January 14, 2008
white house dinner
The Guy had his company party on Saturday.
He went to my company party a week before, which was a Friday that happened to land on the day of a freak storm that battered California and took out power up and down the coast. I had originally RSVPed, but had then decided not to go, only to change my mind about an hour before the party.
"And you're coming," I told him, adding considerately, "Unless you don't want to."
As any guy who has ever been in a successful relationship with a woman will tell you, this is code for, 'I want you to come to be my support blanket, and if you do not come I will be understanding, but punish you anyway.'
"Sure," he said. "I'll be right there."
Say what you will about the Guy, he can read the writing on the wall.

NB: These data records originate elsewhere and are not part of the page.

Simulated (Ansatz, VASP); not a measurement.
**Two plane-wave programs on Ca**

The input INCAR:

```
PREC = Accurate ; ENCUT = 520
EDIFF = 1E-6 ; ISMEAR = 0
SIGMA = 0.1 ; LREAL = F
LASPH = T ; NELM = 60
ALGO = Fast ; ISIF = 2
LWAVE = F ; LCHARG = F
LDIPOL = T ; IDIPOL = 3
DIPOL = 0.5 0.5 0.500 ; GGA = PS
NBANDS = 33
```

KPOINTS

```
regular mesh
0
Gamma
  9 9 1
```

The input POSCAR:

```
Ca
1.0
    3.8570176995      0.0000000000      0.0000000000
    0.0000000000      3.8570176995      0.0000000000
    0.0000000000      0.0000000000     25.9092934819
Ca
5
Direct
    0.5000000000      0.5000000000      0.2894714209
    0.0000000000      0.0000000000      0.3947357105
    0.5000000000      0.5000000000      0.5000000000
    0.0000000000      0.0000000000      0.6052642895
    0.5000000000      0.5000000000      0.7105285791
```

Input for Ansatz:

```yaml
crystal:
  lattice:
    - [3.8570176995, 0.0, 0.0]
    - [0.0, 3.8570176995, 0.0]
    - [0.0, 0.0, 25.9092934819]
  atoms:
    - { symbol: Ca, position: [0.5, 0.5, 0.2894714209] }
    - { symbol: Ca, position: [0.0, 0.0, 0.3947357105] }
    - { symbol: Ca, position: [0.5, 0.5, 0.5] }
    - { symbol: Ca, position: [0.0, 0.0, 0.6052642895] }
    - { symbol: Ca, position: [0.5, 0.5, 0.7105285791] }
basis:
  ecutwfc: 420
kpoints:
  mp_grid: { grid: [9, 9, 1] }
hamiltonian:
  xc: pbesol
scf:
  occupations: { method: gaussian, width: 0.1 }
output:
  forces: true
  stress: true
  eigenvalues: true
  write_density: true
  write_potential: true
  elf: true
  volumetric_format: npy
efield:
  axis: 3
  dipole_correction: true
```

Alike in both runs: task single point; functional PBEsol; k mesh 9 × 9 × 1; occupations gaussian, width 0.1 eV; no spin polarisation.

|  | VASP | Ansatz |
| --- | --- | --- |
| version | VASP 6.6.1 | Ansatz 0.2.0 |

The unfortunate result of my last minute decision change was that we were both wearing Silicon Valley chic at a party that had some very nice clothes on display. Jeans and sneakers are all very well in the office out here in geekland, but there is a time and a place for everything. Sadly, as usual, self-consciousness lasted for about two minutes, after which my nebula-sized ego forgot all about it. It did not hurt that, also as usual, everybody was sweet and did not comment on my excessively commonplace fashion sense. In case I haven't mentioned it recently, I really do work with some of the best people in the business.
The Guy's party was a different matter altogether. It's pretty unusual that we have a chance (or a reason) to dress up in our daily lives; his company's event was a White House State Dinner, featuring Walter Scheib, who was the chef at the White House during most of the Clinton administration and for four years following.
"The food will be good," he says morosely, the day of the actual event. He didn't actually say But... but a wife learns to read between the lines.
Saturday was, for several reasons, fairly stressful. There were appointments and deliverables, and assorted other problems. On top of a week in which raging insomnia and sleep apnea played a fairly significant part, the need to dress up and socialize with people one works with during the week itself seemed unnecessarily egregious. To dress up and socialize with people you don't even know but your husband works with during the week was especially brutal. Of course, I owed the Guy: turnabout is fair play, and he made a respectable showing at my company party, after all. We both collapsed in mid-afternoon, and woke up bleary-eyed and delirious from a nap about an hour before the actual event.
"Do you want to go?" he asked.
"Nnrgh," I said.
"Is that a no?"
I mustered what was left of my higher brain functions to consider the matter. "Mmfn," I said, which, translated literally, meant, 'I'll go if you go.'
We crawled out of bed. The Guy put on a tie. I put on a dress and heels. I even put on lipstick.
As is the way of these things, we actually had a great time. The Guy's prediction that the food would be good was dead on -- not really a surprise when the chef in charge headed the White House kitchen for 11 years. What was more surprising was that he proved to be quite a raconteur, full of hilarious and endearing and amusing stories about working intimately with two presidents and their First Ladies. In between courses, he explained what we were about to eat, and told us a little back story involving the recipes themselves. He was an engaging speaker, and a practiced one, and managed to be entertaining without ever being cruel towards the people involved.
"When you work for the White House, you check your politics at the door," he said.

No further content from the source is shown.